Maybe that association is an accident. But I find it fitting that a wisp of memory common to anyone who used a PC in 2000 mingles on the album cover with a scene of the natural overtaking the barriers of civilization—and nearly perfect that through the window in the corner the scene of destruction repeats infinitely. 

The Slow Rush is one of the first albums that feels like listening to how we live in the age of climate catastrophe.

Parker offers a synth-driven, reverb-heavy meditation on time in an era where our past is catching up with us. He conquered radio waves worldwide five years ago with his neo-psychedelic album Currents. It featured a vortex cutting forward on the cover, implying a focus on the individual charging toward a new world. Now, here we are: the new world is broken.

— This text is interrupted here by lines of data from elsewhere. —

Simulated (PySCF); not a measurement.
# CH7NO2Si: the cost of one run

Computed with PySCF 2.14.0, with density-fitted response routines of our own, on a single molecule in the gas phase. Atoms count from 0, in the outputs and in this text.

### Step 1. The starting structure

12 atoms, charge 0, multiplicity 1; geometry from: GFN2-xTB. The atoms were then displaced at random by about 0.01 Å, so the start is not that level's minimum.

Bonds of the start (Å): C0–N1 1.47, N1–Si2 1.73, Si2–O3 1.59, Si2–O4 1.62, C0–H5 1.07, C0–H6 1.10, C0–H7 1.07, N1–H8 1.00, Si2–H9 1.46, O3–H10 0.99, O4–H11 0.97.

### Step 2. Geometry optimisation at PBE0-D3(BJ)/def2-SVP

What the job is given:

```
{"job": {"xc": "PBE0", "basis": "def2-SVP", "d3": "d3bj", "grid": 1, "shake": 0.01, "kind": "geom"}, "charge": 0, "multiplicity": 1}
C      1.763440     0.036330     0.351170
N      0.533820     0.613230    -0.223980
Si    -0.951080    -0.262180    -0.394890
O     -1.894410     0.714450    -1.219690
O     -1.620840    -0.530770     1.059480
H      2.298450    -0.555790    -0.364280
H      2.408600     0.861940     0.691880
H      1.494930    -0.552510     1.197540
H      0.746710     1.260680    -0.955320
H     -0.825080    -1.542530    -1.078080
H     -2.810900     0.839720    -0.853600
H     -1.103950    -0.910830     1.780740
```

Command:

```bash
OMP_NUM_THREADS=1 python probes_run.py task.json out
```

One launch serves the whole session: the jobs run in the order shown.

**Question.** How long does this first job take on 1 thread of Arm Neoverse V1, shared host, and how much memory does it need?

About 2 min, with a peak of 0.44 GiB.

Parker wonders what to do with himself. The first verse of the first song on the album, “One More Year,” asks, “Do you remember we were standing here a year ago?” The repetition becomes mundane and childish: “We’re on a rollercoaster stuck on its loop-de-loop.”

Throughout The Slow Rush runs the surety that climate change will alter our perception of the arc of our lives, that a new world will dismantle the regenerative comfort of cyclical time, that we’re now on a linear path that can only result in doom. Yet it’s a bouncy record, like a moment of laughter in spite of the coming hellscape.

As the album progresses, Parker insists that the cyclicality must end—and that climate change will end it. On the second track, “Instant Destiny,” Parker ponders making “something permanent,” like a home in Miami or a tattooed name on his arm. But we know that Miami will drown beneath rising tides, that tattoos are still attached to flesh. The theme of the destruction of both body and planet becomes obvious on “Tomorrow’s Dust”: “Sympathy for the fauna / Fragile life in the sauna / In the sea getting warmer / Endlessly ’round the corner.”

The seasons we once trusted have now become subdued. Weather patterns blend like the lazy synths that unify the 12 tracks on The Slow Rush. “Something doesn’t feel right,” Parker sings on “It Might Be Time.” “There I go, blame it on the weather.”

Our plans for the future become tenuous. Tame Impala, no longer the upbeat, Beatles-esque radio fodder of yesterday, has changed with the times.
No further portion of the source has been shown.